Take the first episode for instance, which might as well have been titled “Best Display of Poverty Porn”. The 40-minute introduction set in Mumbai is stapled together with stock shots of dirty beaches, slums, crime bosses, child beggars, street food, sadhus, cows, and even cow fresheners in cars, with a background score featuring tabla and sitar. This is what happens when your research material is restricted to one viewing of Slumdog Millionaire or Outsourced.

There’s more. People only wear kurtas, and speak only in perfectly polished English with a Canadian accent: right from the police officers (who terrorise criminals in shuddh English), to cabbies and vada-pav sellers. All of them look like Indian extras in a Hollywood show. On the off-chance that they speak in Hindi, the show guarantees that they brutalise the language. The entire show is a reinforcement of the oldest joke in Peters’ sleeve: “My people have funny accents.”

The Indian Detective’s all-round awfulness has at last made us acknowledge something we should have long back: Why did we ever think that Russell Peters was funny?

And that’s not even the worst part. The greatest travesty is the one that’s committed on Priya Sehgal (Misqah Parthiepal), the female lead of The Indian Detective. Despite living in Mumbai, Priya speaks neither perfect English nor unbroken Hindi, serving only as a caricature. Within no time, her character too is reduced to being a crutch for Peters to unleash his saviour act.

The star of the show doesn’t fare any better. For someone who claims to be a comedian, none of his jokes land. When he is not busy making jokes on fat or gay people (how is this funny in 2018?), he resorts to calling men, including his own father, “Ladiesss” as an insult.

But there’s one good thing that has emerged out of the awfulness that engulfs every frame of The Indian Detective, and the deserved drubbing that its stereotyping is receiving on social media. It has at last made a lot of people acknowledge something we should have long back: Why did we ever think that Russell Peters was funny?

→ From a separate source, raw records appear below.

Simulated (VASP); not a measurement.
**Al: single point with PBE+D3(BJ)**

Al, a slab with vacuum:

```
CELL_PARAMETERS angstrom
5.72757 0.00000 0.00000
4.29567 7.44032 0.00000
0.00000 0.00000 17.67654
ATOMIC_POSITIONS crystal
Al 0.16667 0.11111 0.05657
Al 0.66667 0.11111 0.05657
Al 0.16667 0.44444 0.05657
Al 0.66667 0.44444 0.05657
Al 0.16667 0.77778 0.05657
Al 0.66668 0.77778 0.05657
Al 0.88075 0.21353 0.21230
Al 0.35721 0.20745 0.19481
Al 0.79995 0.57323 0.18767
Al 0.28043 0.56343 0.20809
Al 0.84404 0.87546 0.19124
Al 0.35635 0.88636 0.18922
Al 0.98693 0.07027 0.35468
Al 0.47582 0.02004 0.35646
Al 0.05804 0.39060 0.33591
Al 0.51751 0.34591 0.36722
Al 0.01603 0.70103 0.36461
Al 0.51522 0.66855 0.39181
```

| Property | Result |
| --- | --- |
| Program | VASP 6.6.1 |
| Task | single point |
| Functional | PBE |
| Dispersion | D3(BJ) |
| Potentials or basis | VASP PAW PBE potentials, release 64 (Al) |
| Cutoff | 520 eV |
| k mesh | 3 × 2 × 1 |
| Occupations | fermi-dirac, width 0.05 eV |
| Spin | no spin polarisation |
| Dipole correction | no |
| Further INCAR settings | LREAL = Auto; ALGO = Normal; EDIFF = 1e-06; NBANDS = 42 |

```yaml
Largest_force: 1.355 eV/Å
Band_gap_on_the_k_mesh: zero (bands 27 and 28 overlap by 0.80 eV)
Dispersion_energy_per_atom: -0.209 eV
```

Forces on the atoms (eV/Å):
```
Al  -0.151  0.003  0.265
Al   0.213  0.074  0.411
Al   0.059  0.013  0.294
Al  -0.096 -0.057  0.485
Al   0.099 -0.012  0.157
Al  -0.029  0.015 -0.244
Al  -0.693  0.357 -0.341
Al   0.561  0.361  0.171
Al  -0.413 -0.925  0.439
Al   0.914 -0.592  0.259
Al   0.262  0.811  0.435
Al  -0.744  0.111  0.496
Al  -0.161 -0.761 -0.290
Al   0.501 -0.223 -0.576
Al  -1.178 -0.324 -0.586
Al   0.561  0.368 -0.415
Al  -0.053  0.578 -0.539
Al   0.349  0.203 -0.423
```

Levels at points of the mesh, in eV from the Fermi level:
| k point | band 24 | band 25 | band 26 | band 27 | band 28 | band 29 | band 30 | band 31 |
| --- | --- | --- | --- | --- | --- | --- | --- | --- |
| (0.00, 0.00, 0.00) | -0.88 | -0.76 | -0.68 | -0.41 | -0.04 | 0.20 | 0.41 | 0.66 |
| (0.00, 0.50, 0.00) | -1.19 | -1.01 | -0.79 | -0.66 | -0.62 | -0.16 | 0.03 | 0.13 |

Peters has made a career out of exploiting race jokes, and getting away with them only because he make it seem that the joke is on himself. By positioning himself as a product of the deluge of (borderline offensive) stereotypes that he continued to sell, he has been successful in fooling the world that his jokes are a critique of racism. Granted, he might have been edgy at one point, but his recent acts, especially his Green Card Tour, where he picks on audience members, inquires about their ethnicity and proceeds to make jokes on them skew toward insult rather than comedy. Even as a new breed of comedians like Maz Jobrani, Trevor Noah, and Hasan Minhaj go beyond race, Peters is still developing entire sets around mocking accents in 2018.

The Indian Detective’s all-round offensive existence will likely erode whatever nostalgia Peters enjoyed. Because the only way he thinks he can achieve any currency is by shitting on his culture.